Beverly and Allen Evans, Evans Poultry, with Steve Willardsen, chairman USPOULTRY.

Efficient use of resources is good for business and good for the environment. The broiler, turkey and breeder growers recognized as Family Farm Environmental Excellence Award winners by the U.S. Poultry & Egg Association have each shown that protecting the environment and successful farming go hand in hand. Manure management is a key part of any poultry grower’s environmental efforts, and this year’s award winning farms employ a number of innovative practices – including use of an anaerobic digester – to put poultry litter to good use while keeping nutrients out of waterways.

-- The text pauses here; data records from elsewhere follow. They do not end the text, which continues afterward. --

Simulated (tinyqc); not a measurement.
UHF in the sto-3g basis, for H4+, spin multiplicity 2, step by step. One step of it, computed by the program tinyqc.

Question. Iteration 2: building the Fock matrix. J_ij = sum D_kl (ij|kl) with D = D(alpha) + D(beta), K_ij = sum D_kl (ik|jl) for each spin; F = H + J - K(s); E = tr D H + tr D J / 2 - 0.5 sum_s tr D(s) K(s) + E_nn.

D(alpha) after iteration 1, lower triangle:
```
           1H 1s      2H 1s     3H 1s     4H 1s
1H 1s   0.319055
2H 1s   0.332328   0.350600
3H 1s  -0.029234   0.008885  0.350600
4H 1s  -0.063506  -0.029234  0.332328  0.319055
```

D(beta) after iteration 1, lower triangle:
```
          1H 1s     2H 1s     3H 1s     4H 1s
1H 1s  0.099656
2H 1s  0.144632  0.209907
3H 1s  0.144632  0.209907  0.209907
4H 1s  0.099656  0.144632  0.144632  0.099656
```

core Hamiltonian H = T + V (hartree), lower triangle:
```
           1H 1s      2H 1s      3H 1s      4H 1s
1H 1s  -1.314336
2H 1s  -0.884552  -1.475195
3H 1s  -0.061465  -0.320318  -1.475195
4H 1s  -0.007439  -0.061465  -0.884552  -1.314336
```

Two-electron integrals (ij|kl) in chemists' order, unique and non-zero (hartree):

Brinson Farms: Energy and fertilizer  

Spending over $100,000 per year for the propane and electricity needed to operate his 10 broiler houses got John Logan thinking that there had to be a better way to provide the energy needed to run his Prentiss, Miss., farm. While Brinson Farms had been in his wife Bettye’s family for generations, Logan hadn’t always been a farmer, and his past experiences teaching, working with computers, and serving in the National Guard all played a role in the solution he found to power his farm.

Logan researched a number of alternative energy sources, but using an anaerobic digester to produce methane from his farm’s broiler litter is the option that intrigued him. Anaerobic digesters have been used on swine and dairy farms for years to produce methane gas which can be burned to produce heat or used in an internal combustion engine to drive an electric generator.

Poultry litter has been used as a fuel in gasifiers, but was not believed to be a suitable substrate for use in an anaerobic digester. In a pyrolytic gasifier, poultry litter is raised to a high temperature, around 1,500 F, in a low-oxygen environment, and this volatilizes many of the components of the litter. Air is then mixed with the volatilized gas and burned. Pyrolysis of poultry litter concentrates the nonvolatile components of the litter in the ash, but the nitrogen is burned off in the gas. Anaerobic digestion of poultry litter offered the prospect of producing energy while concentrating the fertilizer nutrients in the residual byproducts and preserving the nitrogen.

With the help of some researchers and government grants, Logan has developed an anaerobic digester on his farm that generates enough methane to heat his broiler houses and to generate all of the electricity that his farm needs (see sidebar). This unique system utilizes the chemical energy in the poultry litter while concentrating the fertilizer nutrients of the litter. Logan has developed markets for the liquid and solid byproducts of his anaerobic digester, and in this way the nutrients are sold off the farm for more money than the raw litter would return.

Brinson Farms raises 260,000 broilers per flock for Tyson Foods and was chosen as the winner in the Southeast region.

Evans Poultry: Protecting the Chesapeake Bay   

The Chesapeake Bay watershed has served as a highly publicized test case for cooperative attempts by states, municipalities, the federal government, companies and individuals working together to try and reduce the nutrient loading of a large complex aquatic ecosystem. Unfortunately, progress has not been made at the rate that regulators would like to see. Proper on-farm nutrient management is one element in the effort to reduce nutrient loading of the watershed. Moving poultry litter out of the watershed into an area with less nutrient loading has been proposed as a tool for helping to clean up the bay.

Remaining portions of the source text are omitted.